How can you have two persons with free agency that always make the same decision?

Or a hundred such persons?

The calculation itself may be irreducible, but what is the implication for consciousness and agency if, midway through the calculation, you fork the process? What about a quarter of the way, or three quarters?

Then you have n free and conscious agents! And yes, if their simulated environments were identical, then the copies would all make identical decisions (all the copies would still have the same conscious experiences of free will that you and I have).

Whilst this feels unsatisfactory, it is the only way I can see of talking about agency without invoking decision-making processes that disobey the laws of physics, or rely on randomness. And unless a supernatural version of free will appeals, I think this is the best kind of free will available: governed by rules, but nevertheless fundamentally unpredictable. The only other option would be to rely on complete randomness as a basis for decisions, which seems worse.

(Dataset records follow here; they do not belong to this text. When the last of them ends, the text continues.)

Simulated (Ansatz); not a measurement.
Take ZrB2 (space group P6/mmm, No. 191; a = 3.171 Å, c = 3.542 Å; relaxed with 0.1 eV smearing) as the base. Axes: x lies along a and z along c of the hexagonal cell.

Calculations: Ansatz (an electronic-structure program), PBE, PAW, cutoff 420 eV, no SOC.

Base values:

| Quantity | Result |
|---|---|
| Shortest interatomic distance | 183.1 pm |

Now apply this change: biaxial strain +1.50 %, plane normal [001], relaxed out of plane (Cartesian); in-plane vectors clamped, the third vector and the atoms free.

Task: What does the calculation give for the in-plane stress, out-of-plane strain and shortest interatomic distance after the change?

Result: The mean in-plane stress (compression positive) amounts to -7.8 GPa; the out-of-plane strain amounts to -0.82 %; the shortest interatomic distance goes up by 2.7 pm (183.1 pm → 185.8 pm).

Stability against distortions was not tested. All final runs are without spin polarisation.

I think philosophically when we talk about non-causal "free will" it is "not scientifically understood", but that's different than "supernatural".

Just because our perception prevents us from predicting outputs from inputs in a way that appears random does not mean that it is just a chaotic system. This is part of the question posed by the original article: does quantum theory provide certain mechanisms that could permit non-deterministic agents to intervene in causal ways that are not predictable? Or would we have to appeal to the supernatural / mystic / divine in order for such a thing to even be possible?

Certain interpretations (e.g., the "Many Worlds" interpretation of QM) are more conducive to this possibility than others.

Generally, "free will" is simply stated as "the freedom to do otherwise". Returning to the "simulated brain" example -- if the computer simulation is faster than the "squishy brain" agent, then it has already predicted the outcome, and the "squishy brain" agent has no "freedom to do otherwise": the outcome is pre-determined.

> Certain interpretations (e.g., the "Many Worlds" interpretation of QM) are more conducive to this possibility than others.

> Generally, "free will" is simply stated as "the freedom to do otherwise".

In the Many Worlds interpretation, as I understand it, everything that can happen, does happen (as it would in a single universe of infinite extent). So no matter what you choose to do in one universe, the multiverse-wide outcome is predetermined: copies of you always make all choices not forbidden by the laws of physics.

I think this just pushes the problem of determinism out to the multiverse as a whole.

This interpretation is very interesting to me. Do you know of any other philosophical or scientific research into the relationship between computational complexity / reducibility and free will?
Stephen Wolfram's discussion of free will in his book A New Kind of Science is the most relevant:

https://www.wolframscience.com/nks/p750--the-phenomenon-of-f...

Daniel Dennett's book Consciousness Explained comes at the problem from a similar angle.